A “Glorious Mission” in “Cultural War”
An article in USA Today describes a soft power maneuver that seems to digitally actualize Hu Jintao’s recent reference to the ongoing “cultural war” between China and the West:
“International hostile forces” use thought and culture “to Westernize and split” China, Hu stated in a speech publicized in January in the party magazine Seeking Truth.
At least China’s embattled youth can strike back at the West come May when Glorious Mission, a civilian version of the Chinese army’s first training simulation game, goes on sale, according to the state-run China Daily newspaper. Co-developed by the People’s Liberation Army, the online, first-person shooter game allows players to destroy enemies that resemble U.S.forces.
Glorious Mission and other “serious games” supported by Chinese authorities form one front in Beijing’s multiheaded cultural offensive, launched last fall. There’s been fighting talk from Hu’s likely successor, Xi Jinping.

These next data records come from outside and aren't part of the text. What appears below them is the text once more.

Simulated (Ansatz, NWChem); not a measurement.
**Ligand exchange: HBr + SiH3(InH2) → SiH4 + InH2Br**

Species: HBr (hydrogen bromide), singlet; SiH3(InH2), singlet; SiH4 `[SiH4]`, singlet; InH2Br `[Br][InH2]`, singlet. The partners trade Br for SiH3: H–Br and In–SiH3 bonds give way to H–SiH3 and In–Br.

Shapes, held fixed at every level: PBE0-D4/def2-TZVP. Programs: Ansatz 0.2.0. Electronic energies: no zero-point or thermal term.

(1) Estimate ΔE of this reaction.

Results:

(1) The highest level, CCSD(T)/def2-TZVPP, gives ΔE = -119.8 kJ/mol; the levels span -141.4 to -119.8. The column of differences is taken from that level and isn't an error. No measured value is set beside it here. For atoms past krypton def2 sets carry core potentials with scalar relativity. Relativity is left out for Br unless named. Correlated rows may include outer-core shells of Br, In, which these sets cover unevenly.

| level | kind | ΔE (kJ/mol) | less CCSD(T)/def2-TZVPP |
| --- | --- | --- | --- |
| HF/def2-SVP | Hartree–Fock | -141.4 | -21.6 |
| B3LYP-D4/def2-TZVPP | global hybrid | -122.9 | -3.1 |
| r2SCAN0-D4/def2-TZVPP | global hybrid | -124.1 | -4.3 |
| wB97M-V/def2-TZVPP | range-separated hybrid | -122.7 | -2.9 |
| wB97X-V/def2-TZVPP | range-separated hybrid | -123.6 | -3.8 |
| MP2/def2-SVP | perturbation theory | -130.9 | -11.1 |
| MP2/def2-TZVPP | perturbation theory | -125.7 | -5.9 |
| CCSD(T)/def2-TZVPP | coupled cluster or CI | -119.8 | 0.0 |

Here is some footage from the video game from NDTV:
The USA Today article goes on to mention longstanding censorship policies, and the recent limitations on entertainment programming in China. The article includes quotes by Chinese intellectuals hinting at possible policy contradictions between soft power campaigns and ones aimed at bolstering moral correctness:
Grabbing the world’s attention will remain a tough task unless the government relaxes its decades-long control of “cultural products,” cautions Yin Hong, a professor of film and television studies at Beijing’s Tsinghua University.
“The restrictions on culture always make it hard for China to produce world-influencing literature and cinema,” writes China’s most popular blogger, novelist Han Han.
The Diplomat’s David Cohen has more to say about the self-defeating nature of China’s current “cultural” policy:
Paradoxically, the call for strengthening Chinese culture may mean pulling popular (and apolitical) homegrown content off the air and out of the cinemas – there has been a recent spate of bans directed at popular Chinese TV, including dating shows and, most eccentrically, dramas that involve time travel. Of course, this type of cultural censorship has a long history in China, including a previous ineffectual effort to force moviegoers to watch a martial arts epic about Confucius instead of Avatar.
Censorship is likely to cripple the international prong of cultural security – the effort to build a high-powered cultural industry. China’s efforts, such as the recent “Flowers of War,” which starred Christian Bale in what was an effort to communicate the Chinese perspective on World War II to a foreign audience, are frequently overshadowed by negative stories. In this case, Bale was forcibly prevented from meeting a rights activist under informal house arrest.